The first part of this chapter explores in more mathematical detail some of the concepts introduced in the previous sections. The mathematics we will employ are more complicated than we have used elsewhere, and not necessarily crucial to gaining a good understanding of the laws of gravitation. The aim of this chapter, though, is to show that the shape of the orbits can be deduced explicitly and precisely using the Universal Law of Gravitation and what we know about gravitational potential energy and angular momentum. Moreover, this analysis will give us greater insight into the energies associated with the various orbital shapes.
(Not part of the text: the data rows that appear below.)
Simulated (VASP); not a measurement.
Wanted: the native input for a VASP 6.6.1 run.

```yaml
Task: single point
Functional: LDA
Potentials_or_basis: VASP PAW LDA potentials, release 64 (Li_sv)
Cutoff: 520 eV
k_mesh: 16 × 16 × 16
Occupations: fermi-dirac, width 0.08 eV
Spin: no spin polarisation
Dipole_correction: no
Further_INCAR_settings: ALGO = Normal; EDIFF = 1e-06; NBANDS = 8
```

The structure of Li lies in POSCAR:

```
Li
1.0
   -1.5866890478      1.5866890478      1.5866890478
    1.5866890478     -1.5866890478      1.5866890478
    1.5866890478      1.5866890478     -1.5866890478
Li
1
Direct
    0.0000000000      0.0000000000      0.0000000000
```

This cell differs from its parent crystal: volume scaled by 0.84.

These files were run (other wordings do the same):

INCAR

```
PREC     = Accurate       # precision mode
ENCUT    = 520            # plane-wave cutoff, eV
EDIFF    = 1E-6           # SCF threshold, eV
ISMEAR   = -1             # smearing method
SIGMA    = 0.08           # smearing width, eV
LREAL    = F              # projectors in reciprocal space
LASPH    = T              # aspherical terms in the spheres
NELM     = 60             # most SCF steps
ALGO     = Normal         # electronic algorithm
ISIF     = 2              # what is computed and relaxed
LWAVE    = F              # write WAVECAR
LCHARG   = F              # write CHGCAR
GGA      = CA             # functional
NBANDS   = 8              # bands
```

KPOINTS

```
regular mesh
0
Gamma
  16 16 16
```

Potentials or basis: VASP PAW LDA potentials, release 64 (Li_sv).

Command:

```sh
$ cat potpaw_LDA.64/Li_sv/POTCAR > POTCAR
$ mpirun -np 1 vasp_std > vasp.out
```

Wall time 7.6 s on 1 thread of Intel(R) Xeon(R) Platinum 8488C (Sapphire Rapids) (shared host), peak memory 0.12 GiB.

In addition to furthering our study of orbits in general, we will also explore two interesting problems related to orbital energies. First, we will calculate the escape velocity, which is the surface velocity required to completely blast a projectile out of the gravitational field of a star or planet. It will be seen that this value is independent of the mass of the projectile being launched. A black hole is a collapsed star that has such strong gravitational field that its escape velocity exceeds the speed of light--it is for this reason that no light (or anything else for that matter) can ever escape from a black hole. Second, we will consider what happens to satellites when they encounter the atmosphere in low-earth orbits. The atmosphere creates a friction on the satellites, which causes a viscous drag. Contrary to normal intuition, we will show that this drag actually causes the satellite to increase its speed!